Another type of wizard if for the creation of opportunities on existing accounts, to force the attachment of at least one contact.
-Greg
Thanks so much for coming back to me on this Grégoire.
So in the case of the "qualify lead" wizard, what fires off this Flow to execute? Or is it more that from an MQL lead queue (or contact list) the reps can open the lead/contact then press a button to launch that wizard?
Any chance you have any screenshots you could share to get me started reverse engineering it and customising for our scenarios? If not, no stress, I think this will still get me going in the right direction.
I really like both examples you provide. I do have a plugin customised at the moment that forces Contact Roles. It's working well. Every week I get a report emailed to me with Oppty's without Contact Roles and it's always returning zero Lucky I have a small sales team that I can keep trained.
Much appreciated!
Cheers,
Sean
Sean Richards I've worked on some similar things to Greg, and it's also my preferred way of managing lifecycle stage changes in SFDC. It's a way better sales UX, which makes it a lot easier for reps to take the desired behavior.

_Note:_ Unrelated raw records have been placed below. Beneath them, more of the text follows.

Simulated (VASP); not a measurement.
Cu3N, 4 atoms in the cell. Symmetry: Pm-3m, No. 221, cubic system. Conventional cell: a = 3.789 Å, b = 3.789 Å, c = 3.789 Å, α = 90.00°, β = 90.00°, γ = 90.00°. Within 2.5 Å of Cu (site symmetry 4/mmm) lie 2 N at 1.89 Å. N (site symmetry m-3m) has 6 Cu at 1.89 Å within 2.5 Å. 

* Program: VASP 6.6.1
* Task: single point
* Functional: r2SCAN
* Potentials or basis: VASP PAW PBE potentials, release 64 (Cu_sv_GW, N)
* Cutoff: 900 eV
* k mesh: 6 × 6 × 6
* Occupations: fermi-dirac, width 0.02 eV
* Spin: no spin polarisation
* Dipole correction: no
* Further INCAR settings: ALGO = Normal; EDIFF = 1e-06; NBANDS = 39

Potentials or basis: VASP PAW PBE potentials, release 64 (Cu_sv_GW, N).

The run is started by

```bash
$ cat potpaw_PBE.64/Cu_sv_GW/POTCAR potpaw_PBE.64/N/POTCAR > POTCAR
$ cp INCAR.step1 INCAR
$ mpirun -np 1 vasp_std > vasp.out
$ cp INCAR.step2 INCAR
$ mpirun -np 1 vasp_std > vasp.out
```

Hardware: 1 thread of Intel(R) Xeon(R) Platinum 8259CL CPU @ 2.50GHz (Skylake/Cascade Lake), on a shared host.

The first time we used a Visualforce page with custom buttons that triggered apex. More recently we refactored the solution in Lightning and used flows and custom components. It's helpful that non-developers are able to modify flows, but you don't get 100% of the functionality that apex provides (one example we ran into issues on was recreating a background lead conversion action).
This approach is especially valuable when using tasks to inform sales of MQLs (which I prefer to do for a number of reasons), as you can bring together al the relevant information on the person, company, and specific inquiry in one place and then provide an easy way to automate all the follow-up actions that are needed right from the task layout - e.g. update the original lead/contact, create a new opportunity, search and add to existing opportunity, etc.
(Side note - all this being said, if you want to prevent sales from changing someone from SAL --> MQL, you can restrict the picklist options available to them or use a validation rule for this purpose.)
Hi Justin,
When you talk about using tasks to inform sales, can you share a little more about how this process works? We currently promote a lead to MQL status and assign it into a Lead Queue call "MQL Queue" which then get manually triaged by our SDRs. How do you do it?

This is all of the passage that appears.